The Business of Software 2009 - A Joel On Software Conference was held in San Francisco from November 9th to 11th. I attended it for the first time even though this is the third iteration of the conference. I have been trying to get to it for the last couple of years. It is not a technical conference, which is normally the type of conference I attend for the last couple of decades. Nope, this conference was for the other half of my job, running a software development company. As much as I love designing, programming and developing solutions for my customers, I have a second role as the president of a growing company. I also love doing things like sales, marketing, hiring good people, sub-contracting, accounting, invoicing, and numerous other tasks I bundle under the term: "administrivia." This conference was more about the administrivia side of my job than the technical.

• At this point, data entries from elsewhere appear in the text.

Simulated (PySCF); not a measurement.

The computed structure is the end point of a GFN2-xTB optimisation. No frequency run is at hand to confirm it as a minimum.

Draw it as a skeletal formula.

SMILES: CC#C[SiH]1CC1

The conference was not inexpensive like a code camp, SQL Saturday, or even a regional conference like Southwest Fox. In fact the registration cost me US$1695 (early-bird saved me $300), flight was US$400, and the hotel was US$275 a night. All said and done, I spent close to US$3000 to attend. So why would I spend this much money on a conference? The marketing was simple in an email from the conference organizer Neil Davidson (founder and president of Red Gate - makers of SQL Server and .NET developer tools):
  1. It'll pay back for itself many times over. You'll come out with ideas and practical advice that will change the way you run your business.
  2. You'll meet hundreds of like-minded people. Running a business, or a team, can be lonely as well as hard. At BoS2009 you'll meet loads of people in the same boat as you. You'll be inspired, but also challenged and reassured.
  3. It will give you perspective. Two days in San Francisco, out of the office, will give you a much-needed perspective on the things that really count. It's amazing what you can get out of a bit of breathing space away from the daily routine.
  4. You'll get to hear from top people in the Business of Software. The speakers have been chosen because they have something to say, not because they have something to pitch. They are Joel Spolsky, Geoffrey Moore, Don Norman, Paul Graham, Heidi Roizen, Jennifer Aaker, Michael Lopp, Ryan Carson, Paul Kenny, Dharmesh Shah, Kathy Sierra and The Cranky Product Manager.
Neil had me with the first two, and the final two were just icing on the cake. Actually I was sold before his email as I had watched a couple of videos from prior years and talked with a couple of FoxPro friends about their experiences at prior Business of Software conferences. The only thing that stopped me from attending before was the scheduling and conflicts I could not resolve.

Since I was not speaking at this conference I had very little prep work, which was nice. The only four things I did:
  1. Reviewed the topics in advance to see which ones I thought I would get the most out of.
  2. Noted several questions I had that I was hoping to address with other delegates at the conference.
  3. Polish up the 30 second elevator speech about White Light Computing so when I was asked what I do I would have a good answer.
  4. Packed some additional business cards.
I attended with my friend Dale Zimmer (president of Detroit Area Fox User Group). We flew out to SF on Sunday, which is the day before the conference officially starts. The flight out Dale and I talked about a number of things we were hoping to get out of the conference. Honestly, based on our conversations during the 5 hours to SF and the things I learned, the conference was already in full gear before it was wheels down at SFO. Once in SF I was checking the Twitter stream to see how the welcoming reception was getting into full craziness. By the way, if you are interested in reading other people tweets about the conference, search for #BoS2009 and you will get time line with lots to read. During the conference several delegates were basically taking notes via their Twitter client. I was learning a lot reading their perspectives while listening to the speakers share their topic.

We dropped off our luggage and headed to the reception once we got to the Westin Market Street (conference hotel in downtown SF). We talked with some of the other delegates, and eventually hung out with Dave Bernard (another Visual FoxPro developer and business owner from Atlanta). I did get a chance to talk with Neil Davidson and thanked him for all his efforts in putting on the conference. As an organizer I know how much I appreciate when people let me know they appreciate the conference and the work that goes into it. Exchanged a few business cards and then headed back to the room to get some rest before the real kickoff on Monday.